Participation in the regulatory process that will define the terms and establish rules is a relatively efficient way to get one's key points across. Just as was noted with regard to the anti-circumvention rulemaking and the distance education study, active participation in these administrative proceedings assures the library community's voice will be heard at the opportune time and its views not ignored. Once the procedures are in place, libraries will be able to turn regularly to the Copyright Office website dedicated to enforcement of this new limitation and learn what works are claimed to fit within the definition of "normal commercial exploitation."

Even as the ink was drying on the newly enacted law, a lawsuit was being initiated to challenge the constitutionality of the Copyright Term Extension Act. A publisher that re-circulates public domain works has filed suit in Boston to declare the Act in violation of the "limited term" provision of the Copyright Clause of the U.S. Constitution, Article 1, Section 8. Since test case litigation requires several years to complete, nothing will happen overnight, but this is a case to watch.

F. Database -- The Other Shoe

Without trying to sound like Chicken Little, it is nevertheless necessary to point out that the dramatic proposal to establish database protection for collections of information primarily unprotected by copyright law could have a devastating impact on what librarians think of as "the public domain." A database bill would effectively create a new body of material comprised of facts, data and government works that could not be reproduced without consent. A new licensing regime would be created with broad implications for digital communications and scholarship.
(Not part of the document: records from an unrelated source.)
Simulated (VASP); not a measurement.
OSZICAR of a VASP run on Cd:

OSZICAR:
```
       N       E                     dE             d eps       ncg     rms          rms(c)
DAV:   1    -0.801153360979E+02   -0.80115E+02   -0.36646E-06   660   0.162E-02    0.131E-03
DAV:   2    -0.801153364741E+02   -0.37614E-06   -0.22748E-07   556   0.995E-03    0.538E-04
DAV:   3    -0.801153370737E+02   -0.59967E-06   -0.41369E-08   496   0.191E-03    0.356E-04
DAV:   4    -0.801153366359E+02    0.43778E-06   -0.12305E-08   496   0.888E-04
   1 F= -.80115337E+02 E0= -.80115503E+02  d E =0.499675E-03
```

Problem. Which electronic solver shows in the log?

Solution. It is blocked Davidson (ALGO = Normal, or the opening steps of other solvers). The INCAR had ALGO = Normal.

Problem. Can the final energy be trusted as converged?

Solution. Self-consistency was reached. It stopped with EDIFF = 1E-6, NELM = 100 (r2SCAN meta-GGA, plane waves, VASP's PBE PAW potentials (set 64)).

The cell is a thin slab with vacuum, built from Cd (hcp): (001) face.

Although the database bill was deleted from the final version of the DMCA, it is fair to say its progress was only impeded. A new version of the bill has already been introduced in the 106th Congress, H.R. 354. Recognizing that the House of Representatives adopted the measure twice, librarians cannot rest on their laurels. There is an urgent necessity to maintain effective political alliances that speak to the value of fair access to facts, data and government works for purpose of education, scholarship, research and teaching. Although legislators heard and agreed with many of the arguments of the library community, have no illusion: database is the number one priority of publishing magnates like Reed Elsevier and West Publishing. They have made major strides in convincing Congress that protection of their investment in building and maintaining databases from theft is sound public policy.

This bill will be at the very top of the House Copyright Committee's agenda in 1999. House and Senate hearings will occur in the spring of 1999. Maintaining a strong library presence on this issue is vital, lest databases of facts, information and government works, become the next body of material removed from the public domain.